How did this happen? You probably have been paying too much attention to technical skills, and have not put enough focus on your interpersonal and business skills. In working with my clients to recruit C-level security executives, I find that security candidates often tend to come up short for one of the following reasons.
1. Poorly Written Resumes
Think of your resume as a technical writing project. Your resume, cover letter and any other correspondence you share with a prospective employer or recruiter are all chances to demonstrate that you have strong writing skills. Overall, many technology and information-security professionals place too much emphasis on filling their resumes with laundry lists of technology buzzwords and lists of certifications. Although you might think that earning multiple certifications looks good on your resume, employers tell me that certifications don’t mean much unless there is quantifiable and measurable evidence that backs up that expertise.
2. Inadequate Communication Skills
If you’re serious about becoming a security executive, your verbal and written communication skills have to be at least as polished as your technical skills. As more and more regulations are created to drive security and risk management, security professionals must develop sales skills, diplomacy skills, negotiation skills and exceptional presentation skills. Security executives become their company’s voice to outside auditors, regulators and business partners. Security leaders need discipline to know what to say, when and how to say it, and when to say nothing at all.

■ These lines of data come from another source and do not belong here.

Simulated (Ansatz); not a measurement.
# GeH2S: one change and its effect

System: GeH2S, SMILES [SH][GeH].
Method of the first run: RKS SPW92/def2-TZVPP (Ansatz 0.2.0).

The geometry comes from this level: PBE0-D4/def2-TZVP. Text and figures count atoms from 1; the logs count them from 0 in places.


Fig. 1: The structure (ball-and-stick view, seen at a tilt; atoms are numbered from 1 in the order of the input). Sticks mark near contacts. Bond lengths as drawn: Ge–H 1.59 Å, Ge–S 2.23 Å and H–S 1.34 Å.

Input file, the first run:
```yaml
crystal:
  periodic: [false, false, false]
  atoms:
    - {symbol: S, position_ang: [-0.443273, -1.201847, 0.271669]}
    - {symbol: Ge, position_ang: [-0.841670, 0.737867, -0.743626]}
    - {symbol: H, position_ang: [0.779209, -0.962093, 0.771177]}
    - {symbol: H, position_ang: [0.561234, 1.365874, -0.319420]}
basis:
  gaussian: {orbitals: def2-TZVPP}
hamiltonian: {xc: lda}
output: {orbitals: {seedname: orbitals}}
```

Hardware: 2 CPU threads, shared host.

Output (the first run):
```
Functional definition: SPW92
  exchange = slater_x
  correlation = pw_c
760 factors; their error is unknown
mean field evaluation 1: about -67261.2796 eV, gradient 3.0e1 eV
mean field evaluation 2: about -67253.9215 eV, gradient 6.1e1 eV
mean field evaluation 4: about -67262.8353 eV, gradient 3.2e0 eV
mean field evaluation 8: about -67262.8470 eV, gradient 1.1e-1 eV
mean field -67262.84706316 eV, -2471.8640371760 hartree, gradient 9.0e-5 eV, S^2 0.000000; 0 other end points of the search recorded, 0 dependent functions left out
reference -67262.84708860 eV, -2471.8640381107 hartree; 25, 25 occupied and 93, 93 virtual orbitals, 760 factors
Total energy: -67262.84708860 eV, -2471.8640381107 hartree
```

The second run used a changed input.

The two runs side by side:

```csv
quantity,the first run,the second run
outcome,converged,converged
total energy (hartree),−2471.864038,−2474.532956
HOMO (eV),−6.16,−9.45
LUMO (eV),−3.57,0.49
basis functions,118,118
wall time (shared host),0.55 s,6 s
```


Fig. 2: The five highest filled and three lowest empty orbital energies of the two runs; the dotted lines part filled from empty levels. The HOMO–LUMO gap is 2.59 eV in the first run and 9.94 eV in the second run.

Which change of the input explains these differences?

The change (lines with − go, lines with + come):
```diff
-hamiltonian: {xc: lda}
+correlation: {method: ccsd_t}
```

3. Under-developed Understanding of Business Needs
Only three to five years ago, the business of security was driven by security technology. In today’s market, security executives still need to have appropriate credentials such as the CISSP, CPP and/or CISA designation, but more importantly, they need to understand business, security and risk management. A security executive must be able to identify, quantify and measure risk. Business owners will embrace a security leader much more quickly when they’re convinced that the security executive is there to enable their business to do business, and not to keep the business from performing.